Technical challenges in capturing mobile data


While we continue working on the analysis of all the information we talked about in previous posts, we believe it is appropriate to highlight the difficulty of collecting some of this data. Specifically, we are referring to the data coming from the smartphone's sensors and that we must collect continuously: physical activity, network, light, noise, screen status, etc.

It is common knowledge that there is a wide variety of companies that manufacture smartphones (Samsung, Huawei, Xiaomi, etc.) and that each of them offers the user different models. Samsung, for example, manufactures dozens of different models. Many will also know that there are several operating systems that manage the resources of these smartphones, the most widely used at present being Android (with approximately 71% of the market share) and iOS (28%).

If this diversity seems little to anyone, perhaps they will change their mind if they consider that for each particular operating system there are different versions that co-exist in the same period of time, each with its own functionalities (Android version 13 has been released just some days ago). Finally, to put the icing on this "cake of different smartphones", each manufacturer usually adds an additional layer of its own to the operating system used, so that even if two cell phones use, for example, the same version of Android, both may have a different user interface and resource management (especially those related to energy saving).

In this context, the development of the POSTCOVID-AI mobile app is proposed, an application that must be able to measure the sensor data of all these smartphones in a continuous way. Some of the most important decisions we have taken for its development are:

- To use Flutter as the programming language (developed by Google). Programs written in Flutter have the advantage of being able to be used on multiple platforms using different operating systems, including Android and iOS.

- To use Flutter libraries that are compatible with the largest possible number of operating systems currently used by cell phones.

Although these decisions seem to solve all our problems, experience has shown us that all that glitters is not gold. Let's remember that we need an application that is continuously collecting information from a large number of sensors on the cell phone. Obviously, these measurements must be performed transparently to the user, so this part of the application must run silently in the background, without disturbing the user. And this is a problem for several reasons:

- These processes run without a "graphical interface", i.e., they do not have an easy way to communicate with the user. In our case, the developed application has a part with a graphical interface that only appears at the beginning of the study. It is only at this precise moment that we must take the opportunity to request the user's permission to access the information from the smartphone's sensors.

- Operating systems do not like processes of this type because they could be malicious processes that are spying on the user and, in addition, they can involve high energy consumption. iOS, in fact, does not like it at all, so it does not allow unknown applications (such as ours) to use this type of processes. The only alternative in this case would be to have a timer that starts the silent app every so often but, again, the power optimizations added by iOS make the frequency with which this can be done too low and, on top of that, very unreliable. This has forced us to discard, for the time being, iPhones from our study.

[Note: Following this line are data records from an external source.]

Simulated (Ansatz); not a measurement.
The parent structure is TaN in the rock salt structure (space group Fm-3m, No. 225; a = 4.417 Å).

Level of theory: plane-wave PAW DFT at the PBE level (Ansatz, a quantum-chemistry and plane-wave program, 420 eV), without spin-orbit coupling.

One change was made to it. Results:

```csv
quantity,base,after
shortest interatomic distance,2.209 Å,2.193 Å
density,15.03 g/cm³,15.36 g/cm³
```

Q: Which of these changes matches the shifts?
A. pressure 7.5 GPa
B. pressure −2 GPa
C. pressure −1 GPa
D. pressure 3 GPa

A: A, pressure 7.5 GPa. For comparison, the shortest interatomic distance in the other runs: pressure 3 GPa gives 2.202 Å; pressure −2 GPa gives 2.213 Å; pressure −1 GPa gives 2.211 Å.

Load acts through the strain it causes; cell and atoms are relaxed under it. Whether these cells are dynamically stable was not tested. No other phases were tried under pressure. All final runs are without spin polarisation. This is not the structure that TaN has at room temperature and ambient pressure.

In the case of Android, it has been possible to adopt this solution, although it has not been easy either: the application cannot be downloaded from the Google Play Store due to its "complex" features and the permissions to allow the silent application to run without restrictions and to run every time the cell phone starts, in many cases, must be activated manually by the user. To compensate for this circumstance, we have written a simple instruction manual for the installation of the application. And considering the enormous diversity of manufacturers, models and versions of Android that we mentioned at the beginning... we will only say in this regard that, as Michael Ende said in "The Neverending Story": that is another story and shall be told another time.